Almost 12,500 pounds of trash were removed from streams, lakes, canals, and green spaces in more than a dozen sites at The Watershed Institute’s 16th Annual Stream Cleanups, which took place on April 9, 23 & 24.
Additional cleanups are in the offing for Saturday, April 30, in Rocky Hill and on May 21 in Trenton.
The Watershed’s stream cleanups are a volunteer opportunity for youth and adults alike, helping to improve the habitat in the extended Earth Week season. These events spanned the Stonybrook-Millstone and Delaware River watersheds, ranging from Franklin to Lawrence and from Montgomery to Ewing.
Along with extracting, weighing, and separating out recyclables at 14 different locations, the record 910 volunteers pulled out unusual items such as a scooter, tractor tire, auto fender, and lawn furniture. They also found sports items, such as bicycles, a basketball hoop stand, a football and a radio flyer wagon.
Commonly found items included single-use plastic bags, which will be banned in the state on May 4, and water bottles, food wrappers and small plastic items. These plastics degrade into small particles that are harmful to aquatic life.
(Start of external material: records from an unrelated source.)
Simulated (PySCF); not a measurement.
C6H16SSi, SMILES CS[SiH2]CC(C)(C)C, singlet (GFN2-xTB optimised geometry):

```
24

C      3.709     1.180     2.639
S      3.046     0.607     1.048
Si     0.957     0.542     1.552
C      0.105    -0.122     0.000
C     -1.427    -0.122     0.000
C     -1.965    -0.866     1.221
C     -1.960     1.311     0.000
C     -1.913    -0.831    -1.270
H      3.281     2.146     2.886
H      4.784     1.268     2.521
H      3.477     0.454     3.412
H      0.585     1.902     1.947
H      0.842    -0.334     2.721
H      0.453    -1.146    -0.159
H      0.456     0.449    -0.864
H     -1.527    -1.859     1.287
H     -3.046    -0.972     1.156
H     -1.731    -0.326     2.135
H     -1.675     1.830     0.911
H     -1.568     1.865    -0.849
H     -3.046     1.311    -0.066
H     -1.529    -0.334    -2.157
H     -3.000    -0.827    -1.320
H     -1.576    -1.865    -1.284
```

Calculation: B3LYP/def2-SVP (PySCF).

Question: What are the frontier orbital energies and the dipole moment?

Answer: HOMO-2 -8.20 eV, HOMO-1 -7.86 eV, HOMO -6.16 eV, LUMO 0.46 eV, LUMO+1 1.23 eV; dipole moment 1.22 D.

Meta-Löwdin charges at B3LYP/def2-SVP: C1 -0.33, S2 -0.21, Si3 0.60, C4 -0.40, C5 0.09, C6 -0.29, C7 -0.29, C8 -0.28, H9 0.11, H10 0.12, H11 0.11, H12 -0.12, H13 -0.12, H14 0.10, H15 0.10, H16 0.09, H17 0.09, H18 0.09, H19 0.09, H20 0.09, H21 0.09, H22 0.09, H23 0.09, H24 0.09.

“We appreciate our volunteers who each year remove debris that taint our waterways, threaten riparian life, and harm our environment,” said Jim Waltman, the Watershed’s executive director. “We thank our volunteers, municipal partners, environmental commissions, youth, scouts and others who return faithfully each year.”
Each participant received a Stream Cleanup t-shirt as a memento for improving the health of our waterways, protecting our environment and beautifying our communities.
“We are grateful for the energy and dedication of the people who showed up and volunteered in our communities,” said Olivia Spildooren, River-Friendly Coordinator, who organized many of these events with the local towns and cities.